Hooser v. Baltimore & Ohio Railroad Co.

Decision Date24 September 1959
Docket NumberNo. IP 58-C-29,58-C-49.,IP 58-C-29
Citation177 F. Supp. 186
PartiesLafayette A. HOOSER and Ben Chace, Plaintiffs v. BALTIMORE & OHIO RAILROAD CO., a corporation, Defendant and Brotherhood of Locomotive Firemen and Enginemen, Intervening Defendant. Fred H. SHIELS, R. D. Vernon, and Keith U. Clark, Plaintiffs v. L. Roy SMITH, individually and as representative of members of the Brotherhood of Locomotive Firemen and Enginemen, and its Local 762 and BALTIMORE & OHIO RAILROAD CO., Defendants.
CourtU.S. District Court — Southern District of Indiana

George Rose, Indianapolis, Ind., for plaintiffs.

Martz, Beattey & Wallace, Indianapolis, Ind., for defendants.

Harold C. Heiss and Russell B. Day, Cleveland, Ohio, and Grabill & Baker, Indianapolis, Ind., for intervening defendant.

STECKLER, Chief Judge.

The complaint in Cause No. IP 58-C-29 was filed February 10, 1958, and that in cause No. IP 58-C-49 was filed March 21, 1958. Since both complaints assert rights dependent upon the same agreements and present common questions of law, the court under Rule 42(a), Federal Rules of Civil Procedure, 28 U.S.C., consolidates the two cases for the purpose of judgment.

The plaintiffs claim rights under the Railway Labor Act (45 U.S.C.A. § 151 et seq.), and, hence, the court has jurisdiction of both controversies as civil actions arising under a federal statute regulating and protecting commerce (28 U.S.C. § 1337). General Committee of Adjustment of Brotherhood of Locomotive Engineers v. Missouri-Kansas-Texas Railroad Co., 5 Cir., 132 F.2d 91, reversed on other grounds, 320 U.S. 323, 64 S.Ct. 146, 88 L.Ed. 76.

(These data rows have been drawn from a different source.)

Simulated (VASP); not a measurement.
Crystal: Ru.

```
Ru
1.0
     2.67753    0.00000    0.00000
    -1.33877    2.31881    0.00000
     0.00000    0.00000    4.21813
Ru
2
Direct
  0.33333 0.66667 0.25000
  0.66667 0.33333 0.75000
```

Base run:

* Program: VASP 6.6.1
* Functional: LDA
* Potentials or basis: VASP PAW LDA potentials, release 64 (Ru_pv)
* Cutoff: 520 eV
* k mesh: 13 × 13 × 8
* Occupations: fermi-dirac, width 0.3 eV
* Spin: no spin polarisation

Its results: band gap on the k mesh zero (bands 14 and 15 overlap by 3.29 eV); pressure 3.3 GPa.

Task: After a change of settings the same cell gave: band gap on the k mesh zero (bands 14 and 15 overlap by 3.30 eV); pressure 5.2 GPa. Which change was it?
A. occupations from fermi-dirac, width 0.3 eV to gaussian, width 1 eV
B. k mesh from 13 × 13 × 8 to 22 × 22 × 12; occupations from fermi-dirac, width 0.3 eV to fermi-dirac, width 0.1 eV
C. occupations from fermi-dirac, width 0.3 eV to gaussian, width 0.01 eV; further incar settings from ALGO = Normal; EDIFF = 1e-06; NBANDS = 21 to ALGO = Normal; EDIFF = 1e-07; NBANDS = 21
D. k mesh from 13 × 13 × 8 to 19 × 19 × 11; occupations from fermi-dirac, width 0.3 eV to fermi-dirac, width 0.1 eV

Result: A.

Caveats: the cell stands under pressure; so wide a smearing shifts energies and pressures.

Prior to their dismissal by The Baltimore and Ohio Railroad Company (hereinafter referred to as "defendant Railroad"), the plaintiffs were employed by it as enginemen,1 and they show that each held seniority as locomotive fireman and as locomotive engineer in that employment. The operating function of fireman is distinct from the operating function of engineer; and, therefore, each plaintiff contends that he possessed two separate employments with the defendant Railroad. Upon that supposition the plaintiffs contend that the Railroad had no right to terminate their total employment with it as enginemen, simply because it found them to be in violation of the union shop agreement with the Brotherhood of Locomotive Firemen and Enginemen (hereinafter referred to as "BLF&E"). Affirmatively they contend they had a contractual right to continue in the employment of the Railroad as engineers despite their violation of the BLF&E's union shop agreement and subsequent discharge because of this violation. Because the defendant Railroad, on the insistence of the BLF&E, has determined the existence of the aforesaid violations and has dismissed them from its service, plaintiffs sue the defendants jointly and severally to recover damages of $150,000 each for wrongful discharge.2

The defendants contend that the plaintiffs were in a fundamentally different legal situation, and that they each possessed only a single employment with defendant Railroad. Defendants concede that by virtue of promotion of plaintiffs into the craft of engineer, defendant Railroad had a right to assign them to duty as engineer in line with their seniority in that craft; and that when their seniority rank did not warrant engineer's duty the defendant Railroad could assign them to work in the firemen's craft.3

Defendants have shown that the Railroad has no custom or practice to employ any individual solely as an engineer.4 Their argument is that all individuals are employed simply as an "engineman," namely, as a fireman who must also qualify (within a stipulated time) as an engineer. They point to rules of the applicable collective agreements which require a fireman to so qualify on penalty of losing his seniority as fireman and his employment with the Railroad, but they have not pointed to any rule which specifically provides that an individual must maintain his right to work as a fireman in order to retain his right to work as an engineer. On the other hand, the plaintiffs have not identified any rule in either of the collective agreements which states that any individual (particularly a fireman, after forfeiting that employment) has any distinct, separate right to continue in defendant Railroad's employment as an engineer. Rather, plaintiffs rely on Smith v. Baltimore & Ohio Railroad Co., D.C.S.D.Ohio, 1956, 144 F.Supp. 869, affirmed sub nom. Brotherhood of Railroad Trainmen v. Smith, 6 Cir.1958, 251 F.2d 282, for the proposition that any attempt by the BLF&E to affect their employment as engineers is contrary to the Railway Labor Act, and void.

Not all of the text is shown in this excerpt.